User-specified optimization
In other CHR implementations, users write their program minimalistically and rely on the CHR compiler to optimize it. CHRis has another philosophy: It does no program-specific optimization. Instead, its users specify the execution of their program in more detail. So for a slight increase in verbosity, we gain transparency: We are always sure which parts of the program are optimized and which aren't.
The optimizations that are often inferred by a sufficiently smart compiler, but user-specified in CHRis are:
- The order of have, remove and check clauses. In classic CHR, they are always ordered remove β have β check, and then may be reordered by the compiler while preserving semantics (keywords: join ordering & loop-invariant code motion).
- The definition and usage of indexes (which, besides optimization, also are often actually the simplest expression of the program's semantics in CHRis).
Syntax
Constraint handling rules are traditionally classified into three categories (which are also syntactically distinguished): propagation, simplification and simpagation. In CHRis, this distinction is only implicit: Propagation rules are those with only have and no remove clauses, simplification rules those with only remove and no have clauses, and simpagation rules those which contain both types of clauses.
Often, CHR programs have multiple kinds of constraints, each storing different types of data. Unlike other CHR implementations, CHRis has no special support for constraint kinds β all constraints must be of the same Nim type β, but users can easily simulate them on their own using object variants, indexes and/or check clauses.

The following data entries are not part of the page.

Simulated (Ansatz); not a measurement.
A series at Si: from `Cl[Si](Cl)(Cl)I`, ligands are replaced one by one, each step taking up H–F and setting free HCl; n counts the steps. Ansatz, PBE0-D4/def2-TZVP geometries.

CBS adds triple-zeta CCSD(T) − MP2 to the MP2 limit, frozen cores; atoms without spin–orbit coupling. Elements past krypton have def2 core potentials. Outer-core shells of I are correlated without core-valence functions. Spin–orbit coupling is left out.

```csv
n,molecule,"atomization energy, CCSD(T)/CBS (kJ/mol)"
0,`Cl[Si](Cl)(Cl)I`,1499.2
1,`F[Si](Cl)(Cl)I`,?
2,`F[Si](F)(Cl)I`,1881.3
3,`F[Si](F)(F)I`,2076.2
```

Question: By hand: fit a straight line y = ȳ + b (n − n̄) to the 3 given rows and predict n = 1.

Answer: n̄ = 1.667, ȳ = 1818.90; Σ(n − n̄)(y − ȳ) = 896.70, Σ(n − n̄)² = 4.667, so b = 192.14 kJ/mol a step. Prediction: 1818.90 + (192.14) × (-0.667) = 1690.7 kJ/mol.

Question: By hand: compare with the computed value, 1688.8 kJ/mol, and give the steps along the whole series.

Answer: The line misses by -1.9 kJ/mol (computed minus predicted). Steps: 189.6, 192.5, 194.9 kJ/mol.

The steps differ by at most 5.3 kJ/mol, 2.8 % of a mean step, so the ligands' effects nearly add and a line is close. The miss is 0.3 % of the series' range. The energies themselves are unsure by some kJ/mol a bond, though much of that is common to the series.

A feature that is present in many CHR implementations (inspired by the distinguished Prolog implementation) and absent in CHRis is pattern matching. (Though it should be possible to support tuple unpacking β¦)
Types
ChrSolver[ConstraintT; StoreT] = object ## Contains the constraints of the main store, but without multiplicities β meaning, when multiple constraints are equal, only one copy is contained ## Contains the constraints of the main store with multiplicities ## The new-stack
- The type of CHR solver instances.
CountedConstraint[ConstraintT; IndexEnum] = object ## Points to `metadata[constraint][]` to save Table lookups
IndexResult[ConstraintT; IndexEnum] = ref seq[ CountedConstraint[ConstraintT, IndexEnum]]
- The result of querying an index through the constraints pseudo-attribute. Do not mutate!
LoggableEvents = enum WatchNewStack, ## Display the new-stack every time before a constraint is popped from it. ## The stack is ordered top to bottom. ## ConstraintActivated, ## Display a constraint when activating it ConstraintCreated, ## Display constraints created by `put` clauses RuleFired, ## Log the firing of rules. ## Display the rule name, the position where the active constraint was reserved ## (zero-indexed across all clauses), and the values of the matched constraints. ## Due to the immediate execution of `put` clauses, this event comes after any ## `ConstraintCreated` events of the same rule. ## ConstraintStored, ## Display a constraint when it is added to the main store WatchMainStore ## Display the main store every time after a constraint is ## added to it ##
- See logging.
Vars
LOGGED_EVENTS: set[LoggableEvents] = {ConstraintActivated, ConstraintCreated, RuleFired, ConstraintStored}
- Set this variable to control which kinds of events are logged. The default value can be changed at any points in runtime.
LOGGER: Logger = newConsoleLogger(lvlAll, defaultFmtStr, false, defaultFlushThreshold)
- Set this variable to change the Logger used. Its type is logging.Logger (from the standard library).
Consts
LoggingEnabled = false
- Equal to defined chrLog
Procs
func `$`(cc: CountedConstraint): string
func `$`(indexResult: IndexResult): string
func `$`(metad: ref [Metadatum] | ptr [Metadatum]): string
func constraints(solver: ChrSolver): lent ChrSolver.StoreT
- Use this to access the indexes of the solver's constraint store, e.g. mySolver.constraints.myIndex someValue, which returns an `IndexResult`.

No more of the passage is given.